SD43 cuts energy use but pays a price
School District 43's green initiatives have resulted in a 20% reduction in carbon emissions but the effort hasn't come without a cost.
The cash-strapped district has shelled out more than $1 million to Pacific Carbon Trust in offsets for its electricity, natural gas, paper and fleet vehicle emissions — approximately $754,000 more than it has received in provincial grants to make schools more energy efficient.
SD43's energy and sustainability principal, Dave Sands, said the dollars don't necessarily add up but the district should take pride in its accomplishments because behavioural changes have made a difference in reducing the district's carbon footprint.
In 2010, when the district began to keep track of emissions in accordance with provincial carbon neutral requirements, it spent $290,025 for 11,6490 tonnes of C02e emissions.
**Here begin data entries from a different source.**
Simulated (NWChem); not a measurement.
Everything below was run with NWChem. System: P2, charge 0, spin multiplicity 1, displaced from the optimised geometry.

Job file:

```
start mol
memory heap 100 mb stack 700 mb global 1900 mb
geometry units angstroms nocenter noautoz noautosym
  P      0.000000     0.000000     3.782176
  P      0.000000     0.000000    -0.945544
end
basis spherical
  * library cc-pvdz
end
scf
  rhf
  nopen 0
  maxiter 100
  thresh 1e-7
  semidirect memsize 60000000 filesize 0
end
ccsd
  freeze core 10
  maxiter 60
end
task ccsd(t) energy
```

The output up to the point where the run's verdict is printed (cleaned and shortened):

This year, the district's CO2e emissions were 9,329 tonnes and it paid out $239,950 to the Pacific Carbon Trust.
"It comes with a cost," Sands told trustees at Tuesday's board of education, "but the great thing is there is significant improvement."
Trustees weren't convinced, however, that paying carbon offset money is helping students in the classroom and opted to send a letter of complaint to the government and local MLAs.
"We want that money to go to education," Port Moody Trustee Keith Watkins said.
The lobbying effort comes as the province moves to make changes to its carbon neutral program. Sands said information about the transition hasn't yet been communicated to districts.
Meanwhile, Sands lauded district efforts to pare down electricity, fuel and paper use by changing behaviour and installing more energy efficient lighting and heating systems.
He said the district is planning further changes to cut down on paper consumption by reducing the number of photocopiers, buying more efficient ones and tracking their use.
The change is necessary, according to superintendent Tom Grant, because the district now uses so much paper that, if the a year's worth of packages were lined up end to end, they would stretch 13.9 km, equivalent to the distance from the board office on Poirier Street in Coquitlam to Coquitlam Centre mall — and back.